Secretary of State Mike Pompeo said Thursday he is "very confident" the U.S. and Turkey "will find a path forward" amid an ongoing row about Ankara's determination to procure an advanced Russian air defense system.
"There's great opportunities for the United States and Turkey to work closer together," Pompeo told reporters at the closing of a gathering of NATO foreign ministers marking the alliance's 70th anniversary.
Pompeo said his meeting with Turkish Foreign Minister Mevlüt Çavuşoğlu on Thursday was positive, voicing hope bilateral tensions will be resolved.
Turkey's purchase of the Russian surface-to-air S-400 system has led to significantly strained ties with Washington, which earlier this week suspended delivery of parts and services necessary to Turkey's receipt of the F-35 stealth fighter jet.
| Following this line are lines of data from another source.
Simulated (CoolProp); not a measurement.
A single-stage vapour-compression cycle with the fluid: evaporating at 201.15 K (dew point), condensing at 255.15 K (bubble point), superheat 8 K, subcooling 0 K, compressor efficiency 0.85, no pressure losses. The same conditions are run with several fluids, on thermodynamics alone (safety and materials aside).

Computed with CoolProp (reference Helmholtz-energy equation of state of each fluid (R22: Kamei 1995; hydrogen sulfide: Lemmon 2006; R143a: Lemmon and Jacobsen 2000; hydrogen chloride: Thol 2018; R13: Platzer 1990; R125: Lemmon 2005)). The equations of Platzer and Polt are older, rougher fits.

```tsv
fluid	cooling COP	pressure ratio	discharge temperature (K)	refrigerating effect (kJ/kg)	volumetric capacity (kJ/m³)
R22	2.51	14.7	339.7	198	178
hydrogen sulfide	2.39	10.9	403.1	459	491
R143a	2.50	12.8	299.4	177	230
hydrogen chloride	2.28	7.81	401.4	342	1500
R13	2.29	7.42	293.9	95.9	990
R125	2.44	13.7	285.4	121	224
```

U.S. officials have suggested Turkey buy the U.S. Patriot missile system rather than the Russian S-400 system, arguing it is incompatible with NATO systems and exposes the F-35 to possible Russian subterfuge, including covert efforts to obtain critical information on the jet, which could then be relayed to Russia.
In response to the U.S. concerns, Çavuşoğlu said Wednesday the system would be for Turkey's use.
"It doesn't have to be integrated into the NATO system, and this is not our aim. It is for our own use," he said. "This system will not see any NATO system, including F-35s, as an enemy."
The Pentagon said Thursday that it was not considering a working group with Turkey on the dispute over the purchase, after Çavuşoğlu proposed the formation of such a group.
"A technical working group at this stage is not necessary or a path the United States is considering as a resolution," Pentagon spokesman Eric Pahon said.
The Pentagon said Wednesday it transferred the third of Turkey's F-35 jets to Luke Air Force Base in Arizona, with a fourth to be delivered Friday.
Turkish pilots are currently training on the advanced fifth-generation fighter jet at the base, and the Pentagon said their training will continue despite the suspension of parts and services announced on Monday.
Turkey joined the F-35 Joint Strike Fighter Program in 2002 and has invested more than $1.25 billion. It also manufactures various aircraft parts for all F-35 variants and customers.